He paid $10 for area that included India and Egypt, for only one day, receiving 1600 likes in one day.
He paid additional $50 for smaller area that didn't have these countries for 3 days, receiving 1400 likes, average 350 per day.
So: 1600 likes from India and Egypt in one day: $10 == 0.6 cent per like.
350 likes without that area: $16 per day == 4.6 cent per like.
Where's the surprise? If he pays for cheaper likes, he gets the cheaper likes.
Did he expect to pay for cheap likes and get the expensive ones? Does such an expectation have any economic sense?
I still don't see how the size of the area matters. He's not showing it to everyone in the area, just ten bucks worth of them,
But his complaint isn't about the price per like. It's about the fact that likes per impression are ten times higher in certain countries. Can you explain that disparity?
The disparity you observe is already reflected in the prices he paid, as he presented it and as I calculate in the post you just replied. He paid different order of magnitude for different kinds of likes. That's how the market functions when it functions.
We can theorize all day "why" but we don't have any information about that. What he presents is only how much he paid and how much he received, and there everything seems consistent.
I really can't understand you here. Apparently you find it so amazingly obvious that India will click a like button ten times as much as the UK that you said "he acts surprised!?". Why is it so obvious to you that these likes are 'cheaper'? You certainly haven't given any reasons.
People are looking at the market doing something strange and your contribution is "the market functions, who cares".
Sure, I'm not very surprised that if the likes seem highly fraudulent the price per like is lower, but that's not the issue. The issue is these fraud-seeming levels in the first place!
>Why is it so obvious to you that these likes are 'cheaper'?
I was thinking the same thing. Maybe it's not so much that people in India click a like button ten times as much, but that more people in India get to see the ads.
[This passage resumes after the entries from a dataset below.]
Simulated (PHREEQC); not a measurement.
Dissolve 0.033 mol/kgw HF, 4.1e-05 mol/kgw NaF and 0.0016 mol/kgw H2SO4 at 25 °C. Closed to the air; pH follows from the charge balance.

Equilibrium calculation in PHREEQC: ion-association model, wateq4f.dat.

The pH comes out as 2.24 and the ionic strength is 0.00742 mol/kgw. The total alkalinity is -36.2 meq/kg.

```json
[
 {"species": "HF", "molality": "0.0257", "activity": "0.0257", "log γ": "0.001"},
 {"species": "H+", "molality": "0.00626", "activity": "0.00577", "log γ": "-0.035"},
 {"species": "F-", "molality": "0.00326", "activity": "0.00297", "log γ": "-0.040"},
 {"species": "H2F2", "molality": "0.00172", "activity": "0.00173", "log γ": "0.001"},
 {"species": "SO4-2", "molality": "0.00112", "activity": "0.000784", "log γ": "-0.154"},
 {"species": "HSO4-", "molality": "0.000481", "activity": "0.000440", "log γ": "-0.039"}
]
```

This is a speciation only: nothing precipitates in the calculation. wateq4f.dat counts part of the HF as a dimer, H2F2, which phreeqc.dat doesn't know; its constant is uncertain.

I assume Facebook somehow reserves ad space for you, but since many more people advertise in the UK, they can only show the ad to the target audience every 1 out of 100 page views, while it might be 10 out of 100 in India.
If you advertise in India and the UK at the same time, Facebook will probably reserve a lot more slots in India, because that's cheaper for them. If they want to maximize their revenue, it would be smart to sell the sought-after UK slots to companies that can pay a lot. Indian likes are cheaper because more people want to advertise in the UK but there are fewer slots, so UK likes become more expensive.
The fact his experiment obtained is simply that there are cheaper and more expensive likes. You don't dispute that I hope? So it's obvious to me because of experiment of his. It would be strange if the prices didn't match the fact, which would mean that he was tricked. But they actually did. I support you if you are curious what produces the effects, I just claim that the article doesn't give any information about that and that from information he gives, everything fits -- the prices matched what he obtained.
Of course he's not claiming anything doesn't 'fit' in his data. That would require screwing up basic arithmetic about clicks. The author didn't claim to be tricked by facebook. He was surprised by the order of magnitude differences. Why don't you see that surprise as valid? And of course the article doesn't give the data to explain why, because the author doesn't know.
I'll try to explain the author's point. He was confused by and suspicious of the vastly higher liking rates in certain countries than in US/UK.